News

Five area towns receive state money to aid planning efforts

BRATTLEBORO — Five area towns have received a combined $38,596 to help with upcoming planning projects.

The infusion is part of $447,723 in municipal planning grants announced Dec. 17 by the state Department of Economic, Housing and Community Development. The grants are intended to assist 46 communities around Vermont in planning for growth and development, revitalizing cities and towns, and helping protect communities from floods.

The department selected projects from a pool of requests from 61 communities. The five local projects are as follows:

Dummerston - $8,000 to help update the Town Plan and zoning bylaws to address community needs along the Route 5 and Route 30 rural commercial corridors.

Grafton - $8,000 to update the Town Plan and Hazard Mitigation Plan to include river corridor planning and policies to address flood resiliency.

Putney - $8,000 to update its Town Plan to include recommendations from the rural district analysis and visualizing density study and incorporate current demographic and mapping data.

Rockingham - $7,996 to create a new design review guide for its designated downtown district and to assist the town Planning Commission and property owners who seek to make changes to their properties.

Wardsboro - $6,600 to update its town plan to incorporate stronger policies on flood resiliency, and to develop strategies for buy-outs of flood damaged properties.

The Windham Regional Commission assisted towns with these grants, but WRC Executive Director Chris Campany said that the real work took place “among town planning commissioners and the citizens of the towns. The vision and policies of plans, bylaws, and other planning tools such as design review guides have to come from the citizens of the towns themselves to have real meaning and to be successfully implemented.”
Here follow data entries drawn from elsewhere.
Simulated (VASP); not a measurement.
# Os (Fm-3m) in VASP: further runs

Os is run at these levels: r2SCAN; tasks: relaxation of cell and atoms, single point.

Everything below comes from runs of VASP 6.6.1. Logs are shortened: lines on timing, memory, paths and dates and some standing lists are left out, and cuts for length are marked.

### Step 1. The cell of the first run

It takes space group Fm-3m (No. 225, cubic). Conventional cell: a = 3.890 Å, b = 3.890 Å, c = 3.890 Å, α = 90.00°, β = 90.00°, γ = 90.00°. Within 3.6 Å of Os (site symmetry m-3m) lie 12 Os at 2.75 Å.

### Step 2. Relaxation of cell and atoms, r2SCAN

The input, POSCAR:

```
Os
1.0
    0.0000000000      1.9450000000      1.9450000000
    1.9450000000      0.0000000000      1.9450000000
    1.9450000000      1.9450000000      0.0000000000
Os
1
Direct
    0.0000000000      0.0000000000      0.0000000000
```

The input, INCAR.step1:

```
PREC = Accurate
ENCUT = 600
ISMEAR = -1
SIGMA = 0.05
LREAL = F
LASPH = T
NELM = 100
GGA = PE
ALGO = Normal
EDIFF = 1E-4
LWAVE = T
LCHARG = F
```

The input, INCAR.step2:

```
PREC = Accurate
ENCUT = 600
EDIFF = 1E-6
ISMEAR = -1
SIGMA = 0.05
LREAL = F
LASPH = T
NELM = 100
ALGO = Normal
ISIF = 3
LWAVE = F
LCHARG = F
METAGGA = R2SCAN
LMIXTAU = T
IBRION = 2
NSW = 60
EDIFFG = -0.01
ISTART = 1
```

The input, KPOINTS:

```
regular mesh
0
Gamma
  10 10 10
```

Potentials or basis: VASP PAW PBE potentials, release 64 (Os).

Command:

Campany called the municipal planning grant program, which has provided more than $9.1 million to cities and towns across Vermont since 1998, “an incredibly valuable resource for municipalities” that “should not be taken for granted” in a time of tight state budgets.

“In my opinion, town plans will become increasingly important guides for a host of town activities, including the development of town budgets and capital improvement planning, as resources from state and federal government become tighter,” Campany added. “Because they're developed by and for the towns in question, plans can identify development and public investment priorities in the near and long term.”